I've got this question in a book of questions I'm doing. Can someone show me step by step how to solve this?
Using Lagrange Multipliers for two constraints, determine the maximum and minimum of the function $f(x,y,z) = 3x^2 + y^2 + 3z^2$ subject to the constraints $x^2 + y^2 + z^2 = 6$ and $x - y + z = 0 $.
On
Let $g(x,y,z)=x^2+y^2+z^2$ and $h(x,y,z)=x-y+z$.
Setting $f_x=\lambda g_x+\mu h_x, \;\;f_y=\lambda g_y+\mu h_y, \;\;f_z=\lambda g_z+\mu h_z$ $\;\;$gives
$\;\;6x=\lambda(2x)+\mu(1)=2\lambda x+\mu$
$\;\;2y=\lambda(2y)+\mu(-1)=2\lambda y-\mu$
$\;\;6z=\lambda(2z)+\mu(1)=2\lambda z+\mu$.
Subtracting the 3rd equation from the 1st gives $6(x-z)=2\lambda(x-z)$,
so either $\textbf{1)}\;\;\; x=z$ $\;\;$or$\;\;$ $\textbf{2)}\;\;\; \lambda=3$.
$\textbf{1)}$ If $x=z$, substituting into the constraints gives $y=2x$ and then $x^2+(2x)^2+x^2=6$.
(Now solve for $x$, find $y$ and $z$, and evaluate $f$ at these points.)
$\textbf{2)}$ $If \lambda=3$, then $\mu=0$ from the 1st equation so $2y=6y$ from the 2nd equation and therefore $y=0$;
so substituting into the constraints gives $z=-x$ and $x^2+(-x)^2=6$.
(Now solve for $x$, find $z$, and evaluate $f$ at these points.)
We have three functions:
Take the partial derivatives of the three functions, and make a system of equations:
$\begin{cases}f_x=g_x\lambda+h_x\mu \\ f_y=g_y\lambda+h_y\mu \\ f_z=g_z\lambda+h_z\mu \end{cases}$
Solve this system for $x$, $y$ and $z$ respectively, and plug those into the constraints.

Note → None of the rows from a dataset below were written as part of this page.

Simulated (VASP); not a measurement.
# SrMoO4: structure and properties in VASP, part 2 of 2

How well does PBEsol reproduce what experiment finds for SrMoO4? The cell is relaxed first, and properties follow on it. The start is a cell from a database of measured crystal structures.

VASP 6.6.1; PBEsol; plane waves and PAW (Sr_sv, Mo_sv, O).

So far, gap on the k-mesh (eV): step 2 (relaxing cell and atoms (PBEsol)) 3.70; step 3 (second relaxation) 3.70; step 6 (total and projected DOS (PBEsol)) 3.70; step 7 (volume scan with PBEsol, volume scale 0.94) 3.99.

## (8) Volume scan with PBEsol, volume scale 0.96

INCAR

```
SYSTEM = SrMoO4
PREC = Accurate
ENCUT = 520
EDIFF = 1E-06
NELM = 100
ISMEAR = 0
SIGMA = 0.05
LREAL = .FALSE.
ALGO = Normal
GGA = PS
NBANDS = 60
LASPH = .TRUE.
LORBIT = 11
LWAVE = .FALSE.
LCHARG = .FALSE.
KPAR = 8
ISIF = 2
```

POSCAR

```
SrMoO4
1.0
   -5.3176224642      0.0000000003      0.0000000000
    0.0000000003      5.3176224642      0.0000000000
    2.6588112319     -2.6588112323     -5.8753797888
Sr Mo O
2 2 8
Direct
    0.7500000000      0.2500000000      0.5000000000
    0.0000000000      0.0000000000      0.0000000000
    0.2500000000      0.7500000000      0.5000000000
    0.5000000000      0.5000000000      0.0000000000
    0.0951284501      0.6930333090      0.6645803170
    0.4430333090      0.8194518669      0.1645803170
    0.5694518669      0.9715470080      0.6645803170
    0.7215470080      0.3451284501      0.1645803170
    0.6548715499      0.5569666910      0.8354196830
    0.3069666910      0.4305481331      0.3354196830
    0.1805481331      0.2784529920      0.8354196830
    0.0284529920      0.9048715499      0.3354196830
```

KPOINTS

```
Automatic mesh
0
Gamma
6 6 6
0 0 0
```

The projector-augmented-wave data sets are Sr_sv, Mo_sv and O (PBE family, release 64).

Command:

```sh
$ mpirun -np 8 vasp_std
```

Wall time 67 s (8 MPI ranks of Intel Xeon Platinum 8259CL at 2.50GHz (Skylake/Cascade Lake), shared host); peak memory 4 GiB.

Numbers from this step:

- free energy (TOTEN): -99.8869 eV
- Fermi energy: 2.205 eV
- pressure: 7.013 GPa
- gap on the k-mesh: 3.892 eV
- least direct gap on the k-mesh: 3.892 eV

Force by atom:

This forms a new system of equations:
$\begin{cases}g(\text{with the found }x, y, z \text{ plugged in})=6 \\ h(\text{with the found }x, y, z \text{ plugged in})=0 \end{cases}$
Solve this system for $\lambda$ and $\mu$ and substitute those back into the original equations. This will give the coordinates of the point.